Thanks for reading this year – this will be the last Sunday Poem of 2015 – I hope you’ve enjoyed reading them as much as I’ve enjoyed finding them.


Sunday Poem – Mark Connors



Life is a long song  – Mark Connors

I am fused with the sounds of my childhood:
the rushed drop and the almost silence
of the first groove, Penny Lane and All You Need is Love
while my brother washed, splashed on the Aramis
before a night out in his two-tone shirt.

I am fused with Sinatra and Frankie Laine
and a host of other crooners Mum used to play
while she peeled the spuds and sank some suds
before Sunday dinner.  I am fused with the tunes
of Relax and Remember with Karl Gresham. 

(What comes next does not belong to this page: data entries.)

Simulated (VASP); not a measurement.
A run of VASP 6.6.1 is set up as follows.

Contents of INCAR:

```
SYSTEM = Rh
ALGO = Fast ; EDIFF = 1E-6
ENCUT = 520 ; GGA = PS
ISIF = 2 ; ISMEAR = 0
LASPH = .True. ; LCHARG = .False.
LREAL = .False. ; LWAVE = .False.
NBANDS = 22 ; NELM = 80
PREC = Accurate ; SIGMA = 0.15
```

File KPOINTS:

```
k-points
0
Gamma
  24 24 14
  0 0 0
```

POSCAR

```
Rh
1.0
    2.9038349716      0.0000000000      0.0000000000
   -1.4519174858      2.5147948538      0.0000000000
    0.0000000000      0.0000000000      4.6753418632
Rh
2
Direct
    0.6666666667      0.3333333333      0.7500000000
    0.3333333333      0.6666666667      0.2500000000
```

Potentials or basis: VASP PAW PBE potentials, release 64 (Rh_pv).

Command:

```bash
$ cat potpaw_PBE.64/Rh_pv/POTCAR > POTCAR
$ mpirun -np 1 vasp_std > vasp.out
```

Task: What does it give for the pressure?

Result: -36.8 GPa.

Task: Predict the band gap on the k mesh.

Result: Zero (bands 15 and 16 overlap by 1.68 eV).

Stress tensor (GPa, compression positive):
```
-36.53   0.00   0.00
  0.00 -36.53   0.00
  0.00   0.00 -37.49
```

I am fused with famine, rebellion and war
via Dad playing The Wolfe Tones, The Furey Brothers
and Christy Moore.  I am fused with the voice of Luke Kelly
and the deep bass drawl of Ronnie Drew.
I am fused with songs from prisons by the Man in Black.

I am fused with Suzi Quatro and Debbie Harry
who eyed me up from my brother’s wall.
I am fused with the countdown of the top 40,
all that Ska, Punk, Rock and New Romance.
I am fused with The Birdie Song and The Floral Dance.

I am fused with drum solos, guitar virtuosos,
and the blatant self-indulgence of Progressive Rock.
I am fused with the songs of Marillion and Rush:
Forgotten Sons and The Spirit of Radio,
I am fused with Pink Floyd’s too many ticking clocks.

What’s more, I am fused with the memories
that have hard-wired themselves into these songs.
I am fused with what I wanted, what I dreamt of, what I got.
I am fused with songs that accompanied
first kiss, first love, first pint;
I am fused with the entire soundtrack of my sorry little life.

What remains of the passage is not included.